For example, the government uses Palantir in its counter-terrorism efforts to analyze and visualize data from unrelated sources to detect patterns and gain actionable insights. Palantir has raised awareness for its platform with its Artificial Intelligence Platform boot camps. The company allows customers to test out its platform and helps them use the tech to solve real problems with their business.
It’s easy to see how Palantir’s products could be useful for nearly every sector. What’s unclear is how differentiated Palantir is and whether that constitutes a true moat. You could probably say this about most AI businesses right now. Some believe Palantir is a leader, while others are less inclined to agree with its huge valuation.

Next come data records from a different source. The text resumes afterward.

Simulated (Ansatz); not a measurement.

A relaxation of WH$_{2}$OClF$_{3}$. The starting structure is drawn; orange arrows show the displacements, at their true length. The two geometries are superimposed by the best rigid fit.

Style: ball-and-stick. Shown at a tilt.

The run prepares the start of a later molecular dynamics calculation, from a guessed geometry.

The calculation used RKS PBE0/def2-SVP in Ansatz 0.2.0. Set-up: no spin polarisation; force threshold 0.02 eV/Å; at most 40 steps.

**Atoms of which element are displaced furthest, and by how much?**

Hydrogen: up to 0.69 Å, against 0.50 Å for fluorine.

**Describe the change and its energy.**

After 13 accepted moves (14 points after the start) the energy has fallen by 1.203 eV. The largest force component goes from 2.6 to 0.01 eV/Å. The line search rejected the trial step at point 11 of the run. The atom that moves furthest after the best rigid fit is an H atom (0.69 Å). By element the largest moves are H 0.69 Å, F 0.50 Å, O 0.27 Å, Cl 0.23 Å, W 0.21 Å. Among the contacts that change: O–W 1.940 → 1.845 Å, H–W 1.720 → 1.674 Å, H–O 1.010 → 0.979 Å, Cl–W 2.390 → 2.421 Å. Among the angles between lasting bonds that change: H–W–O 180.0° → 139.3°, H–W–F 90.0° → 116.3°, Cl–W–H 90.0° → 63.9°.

After a stellar run for the stock, some analysts believe it will be more difficult to maintain the growth because the company will be up against difficult comparables. Palantir’s 48% earnings growth is nothing to sneeze at but it likely doesn’t justify this kind of valuation.
The fintech company SoFi aims to serve customers’ financial needs by providing bank accounts, personal budgeting tools, an investment platform, and loans including mortgages, student loans, and personal loans. SoFi also has a tech division that sells products and services that help power core banking activities for banks and other companies looking to add financial services.
The stock is up nearly 37% this year and has a market cap of over $14.3 billion. A big part of SoFi’s business is growing its student and personal portfolios to drive more net interest income, and also selling loans to investors. Lower interest rates should help this aspect of the company because lower interest rates will lower deposit costs over time and bring more investors back into the market, which gives SoFi more capacity to originate and sell loans. The incoming administration of President-elect Donald Trump may also be good for SoFi’s student loan business, which struggled during President Joe Biden’s administration due to a years-long student loan moratorium and uncertainty around Biden trying to push through student loan forgiveness. Lower interest rates could also help quell investor concerns over credit quality.
Additionally, SoFi’s tech business may benefit from banks finally gaining visibility into regulatory capital rules. One part of SoFi’s tech business involves selling cloud-based core-processing banking technology that helps banks power their daily banking activities. Pushing these sales through can take a long time. I’m guessing many bank boards have had their hands full managing their balance sheets through the high interest rate environment and preparing for higher regulatory capital rules. A more conducive environment for banks may allow them to pull the trigger on some of their new initiatives including these deals.
Wall Street analysts expect SoFi to generate $0.28 of diluted earnings per share, up from a projected $0.13 this year, suggesting a 115% upside next year. The low estimate is $0.22 and the high estimate is $0.35. The trajectory of interest rates will be important for SoFi, with more rate cuts being more beneficial.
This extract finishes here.